A sum involving fractional parts and prime numbers

In this paper a formula involving fractional parts, denoted by $$\{\cdot\}$$, is derived $$$$\sum_{\;\;\;\;\;d\leq x \\ d \equiv b \mod a}\Big\{ \frac{x}{d}\Big\} = \frac{x}{a}(1-\gamma) + O(\sqrt{x}).$$$$ A generalization of this is given also, which I understand. However, it also remarks that the following very interesting relation is also true $$$$\sum_{p \leq x} \Big\{\frac{x}{p}\Big\} = \frac{x}{\log x}(1-\gamma) + o\Big(\frac{x}{\log x}\Big)$$$$ where the sum is over primes $$p\leq x$$. However the reference it gives here is in french, and I can't quite see how it is true from the derivation of the previous result (although I can see the intuitive link due to the prime number theorem). Does anyone know any references to the proof of the result, or can explain it?

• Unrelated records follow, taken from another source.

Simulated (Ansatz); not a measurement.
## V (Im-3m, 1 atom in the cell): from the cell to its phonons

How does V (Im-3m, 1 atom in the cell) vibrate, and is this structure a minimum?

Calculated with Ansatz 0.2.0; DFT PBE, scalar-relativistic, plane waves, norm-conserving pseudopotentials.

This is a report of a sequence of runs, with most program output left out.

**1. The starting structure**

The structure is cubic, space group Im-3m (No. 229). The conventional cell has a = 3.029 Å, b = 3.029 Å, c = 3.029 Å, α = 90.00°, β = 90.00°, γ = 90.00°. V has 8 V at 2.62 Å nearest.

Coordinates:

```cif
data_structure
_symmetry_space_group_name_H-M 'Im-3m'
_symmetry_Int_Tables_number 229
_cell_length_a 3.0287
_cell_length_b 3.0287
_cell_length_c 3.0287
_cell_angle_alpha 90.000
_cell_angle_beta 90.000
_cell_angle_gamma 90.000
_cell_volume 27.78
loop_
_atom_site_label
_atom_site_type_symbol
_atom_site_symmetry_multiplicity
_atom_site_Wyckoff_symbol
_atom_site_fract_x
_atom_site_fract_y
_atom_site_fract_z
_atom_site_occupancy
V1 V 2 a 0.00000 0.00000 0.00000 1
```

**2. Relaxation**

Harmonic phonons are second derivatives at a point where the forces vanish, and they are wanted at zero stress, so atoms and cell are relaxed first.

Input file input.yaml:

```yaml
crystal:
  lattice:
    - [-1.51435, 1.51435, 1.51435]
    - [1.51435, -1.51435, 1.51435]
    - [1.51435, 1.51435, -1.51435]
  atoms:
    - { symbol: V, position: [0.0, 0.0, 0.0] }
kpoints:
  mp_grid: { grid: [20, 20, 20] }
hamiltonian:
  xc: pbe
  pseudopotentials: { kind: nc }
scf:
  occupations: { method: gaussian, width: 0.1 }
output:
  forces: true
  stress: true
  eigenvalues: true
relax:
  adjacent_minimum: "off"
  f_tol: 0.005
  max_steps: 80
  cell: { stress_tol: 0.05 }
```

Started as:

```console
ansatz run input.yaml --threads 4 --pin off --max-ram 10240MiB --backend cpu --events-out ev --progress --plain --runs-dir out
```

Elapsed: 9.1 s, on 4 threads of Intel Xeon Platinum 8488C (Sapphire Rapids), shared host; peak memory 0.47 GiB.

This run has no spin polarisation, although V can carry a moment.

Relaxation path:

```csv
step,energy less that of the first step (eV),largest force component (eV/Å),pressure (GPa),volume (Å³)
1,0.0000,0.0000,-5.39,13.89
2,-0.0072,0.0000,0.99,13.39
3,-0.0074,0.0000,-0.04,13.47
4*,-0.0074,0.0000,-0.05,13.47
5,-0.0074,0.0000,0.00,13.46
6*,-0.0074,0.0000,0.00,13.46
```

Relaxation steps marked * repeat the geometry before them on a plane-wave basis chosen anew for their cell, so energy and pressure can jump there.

This is a generalisation of Axer's limit theorem, which says that if $$f$$ is an arithmetic function such that

1. $$F(x) := \sum_{n \leqslant x} f(n) = o(x)$$, and
2. $$G(x) := \sum_{n \leqslant x} \lvert f(n)\rvert = O(x)$$, then

$$\sum_{n \leqslant x} f(n) \biggl\lbrace \frac{x}{n}\biggr\rbrace = o(x)\,.$$

Together with $$\sum_{n \leqslant x} \biggl\lbrace \frac{x}{n}\biggr\rbrace = (1-\gamma) x + o(x)$$ which is well-known from the asymptotics of the summatory function of the divisor function (and from that we also know that here the $$o(x)$$ is much smaller, $$O(\sqrt{x})$$ is Dirichlet's famous result from 1849), one immediately obtains the form

If $$F(x) = Ax + o(x)$$ and $$G(x) = O(x)$$, then $$\sum_{n \leqslant x} f(n) \biggl\lbrace \frac{x}{n}\biggr\rbrace = (1-\gamma)Ax + o(x)\,.$$

This does not yet yield the result for the sum of the fractional parts with prime denominators. That is the generalisation. The corresponding result holds also if the dominant term of $$F(x)$$ contains factors $$(\log x)^a$$ and/or $$(\log \log x)^b$$ and so on. It also holds if the asymptotics of $$F$$ have a different power of $$x$$ (and optionally logarithmic factors), say for example we have $$F(x) = Ax^s(\log x)^a + o(x^{\sigma}(\log x)^{\alpha})$$ and $$G(x) = O(x^{\sigma}(\log x)^{\alpha})$$ with $$\sigma = \operatorname{Re} s > 0$$ and $$\alpha = \operatorname{Re} a$$. Then the factor $$1-\gamma$$ is replaced with $$\frac{s}{s-1} - \zeta(s)$$ [and $$1 - \gamma$$ is the value of that entire function at $$s = 1$$], i.e. we obtain $$\sum_{n \leqslant x} f(n)\biggl\lbrace \frac{x}{n}\biggr\rbrace = \biggl(\frac{s}{s-1} - \zeta(s)\biggr)A x^s(\log x)^a + o(x^{\sigma}(\log x)^{\alpha})\,.$$ However, for $$s \neq 1$$ this result isn't particularly interesting, as it can then be obtained via the hyperbola method and summation by parts. For $$s = 1$$ it is interesting, because then summation by parts and hyperbola method don't yield this result.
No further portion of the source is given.